This folder hosts a DBT like script to go over a dependency tree of query views/tables, and materialize them to a data warehouse. The FunSQL library helps compose SQL queries, we could do away with a templating language like Jinja.
It isn't particularly desirable! DBT fits the interactive workflow - models are SQL queries introduced one at a time, with some Jinja markup/macros. That is a more declarative approach than combining python functions.
However, writing transform
steps using a python DSL affords some flexibility.
- Construct queries dynamically - you can use regular python control flow, choose to only materialize tables that have say, multiple children, share logic/parameters more easily, etc.
- Using alternate orchestration engines like Prefect/Dagster - you can still get workflow semantics for the whole process, like error recovery and retries, but get more control over the execution.

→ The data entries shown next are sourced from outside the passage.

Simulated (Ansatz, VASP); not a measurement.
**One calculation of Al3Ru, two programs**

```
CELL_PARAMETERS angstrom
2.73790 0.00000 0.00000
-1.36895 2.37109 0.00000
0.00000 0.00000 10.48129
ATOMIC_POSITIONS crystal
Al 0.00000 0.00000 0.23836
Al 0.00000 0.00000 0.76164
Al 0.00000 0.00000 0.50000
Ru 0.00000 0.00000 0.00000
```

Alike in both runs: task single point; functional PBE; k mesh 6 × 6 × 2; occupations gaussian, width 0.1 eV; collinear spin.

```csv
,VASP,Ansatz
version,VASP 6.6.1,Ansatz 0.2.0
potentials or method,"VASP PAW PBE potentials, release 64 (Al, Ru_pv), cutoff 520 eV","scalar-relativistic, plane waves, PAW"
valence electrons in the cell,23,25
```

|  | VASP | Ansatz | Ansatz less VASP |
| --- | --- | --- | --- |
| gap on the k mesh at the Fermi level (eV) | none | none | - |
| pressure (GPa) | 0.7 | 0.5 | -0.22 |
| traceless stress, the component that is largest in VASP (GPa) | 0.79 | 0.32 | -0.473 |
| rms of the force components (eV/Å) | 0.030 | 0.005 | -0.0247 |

I tried to reproduce the jaffle shop
example from the DBT tutorial. We use a sqlite database file, and no other dependencies. Though it should be easy to use a workflow tool like Prefect
to make table materializations as discrete tasks, and get caching/scheduling and other good stuff.
Change to the funsql_dbt
directory and run function_models.py
.
Each data model
is a function, that returns a FunSQL query. We decorate the functions to specify if the output of that query should be materialized, and the table name for it. The task runner takes as input a list of data models to materialize, then descends down the dependency tree and also executes any intermediate models.
The resulting code is short enough, but setting up model dependencies is clunky. We could pass them as arguments to each model function, but wiring models together everytime is tedious. So, instead we call the parent models directly inside the model code, but now we lose any visibility of the dependency graph. That also means execution can only be sequential.
Change to the funsql_dbt
directory and run class_models.py
.
Each data model is a class object, with the other data models it depends on as attributes. Now, we can get the dependency graph by inspecting the code, and optimize how to go about generating the tables/views.
-
The task runner get a list of models to materialize. It descends down the dependency tree and creates a topological order over all the models.
-
Now, it can execute the models starting from the ones without any parent models. Wiring up models is also straightforward since inspecting the class definition tells us the dependencies, and topological sort ensures they have been executed first. With data warehouses that are happy to run concurrent queries, we can also execute models in parallel that are not blocked on any parent models finishing first.
-
To share parameters across models, we create a single context store for all models, and pass it along for all executions.